Calcutta, Dec. 12: The Assembly today passed for the second time a bill to rein in collective investment schemes, such as those the Saradha Group used to run, incorporating some suggestions made by Delhi but prompting questions if it would stand central scrutiny.
The state government had withdrawn an earlier version of the bill, which was passed days after the Saradha default crisis erupted, following changes suggested by the Union home ministry.
Senior government officials and the CPM expressed doubts if the West Bengal Protection of Interests of Depositors in Financial Establishments Bill, 2013, would get presidential assent this time.
The officials said the earlier version had not been vetted by the Union law ministry as the home ministry had sent it back to the state.
The bill passed today mentions that changes suggested by the financial services, revenue and economic affairs departments in Delhi have been incorporated.
“The bill is still to pass the scrutiny of the Union law ministry, which will finally vet it before sending it to the President. One cannot rule out further suggestions from the law ministry,” a senior official said.
Opposition leader Surjya Kanta Mishra of the CPM echoed the official.
“We are afraid the bill passed today will be sent back again because it has provisions for retrospective effect. Criminal charges the bill proposes to slap on people connected with sham companies cannot have retrospective effect,” he said.
Mishra had moved an amendment to remove the retrospective clause from the earlier version of the bill but it was not accepted by state finance minister Amit Mitra.
Mitra today said in the Assembly that the state government believed the Centre had no further suggestions as the Union home ministry had proposed that the bill be withdrawn and resent.
“The home ministry is the co-ordinating ministry and when it proposed the withdrawal and resubmission of the earlier bill, it meant it had no further suggestions,” Mitra said. He admitted that the delay in securing presidential assent had left the government in an awkward situation.
Mitra said he had written to Union home minister Sushil Kumar Shinde, mentioning that the Bengal government was expecting the Centre to forward the fresh version of the bill to the President.
“We cannot be going to the Assembly with new provisions time and again…. We hope the bill is full and final and it will protect the interests of common depositors. Much time has been lost,” he said.
According to senior state government officials, the new version of the bill has incorporated provisions such as seizure of properties of those who take loans from sham deposit-mobilising companies and don’t share information on such firms with Sebi or the Reserve Bank of India.
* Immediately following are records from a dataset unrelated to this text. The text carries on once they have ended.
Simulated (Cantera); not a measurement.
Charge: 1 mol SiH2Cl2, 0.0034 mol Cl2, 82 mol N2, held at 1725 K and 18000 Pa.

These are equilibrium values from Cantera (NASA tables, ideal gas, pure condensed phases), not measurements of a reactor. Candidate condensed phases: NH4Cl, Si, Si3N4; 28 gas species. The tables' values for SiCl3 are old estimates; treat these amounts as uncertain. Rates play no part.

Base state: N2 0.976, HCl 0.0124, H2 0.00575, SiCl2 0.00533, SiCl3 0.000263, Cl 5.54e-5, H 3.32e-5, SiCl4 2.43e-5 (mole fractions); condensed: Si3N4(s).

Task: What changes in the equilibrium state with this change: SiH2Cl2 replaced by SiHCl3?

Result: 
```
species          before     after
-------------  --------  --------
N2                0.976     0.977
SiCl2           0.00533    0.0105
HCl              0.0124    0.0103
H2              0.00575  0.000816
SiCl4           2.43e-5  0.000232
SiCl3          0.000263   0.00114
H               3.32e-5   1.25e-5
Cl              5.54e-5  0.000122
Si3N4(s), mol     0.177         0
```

But some central suggestions such as compounding of offences, rejection of anticipatory bail and delegation of more powers to designated courts have not been incorporated, an official said.
Mitra, however, said the government had included suggestions that had been finalised during correspondence between the Centre and the state. “There were several suggestions. We have made only those changes that were finalised during the discussions.”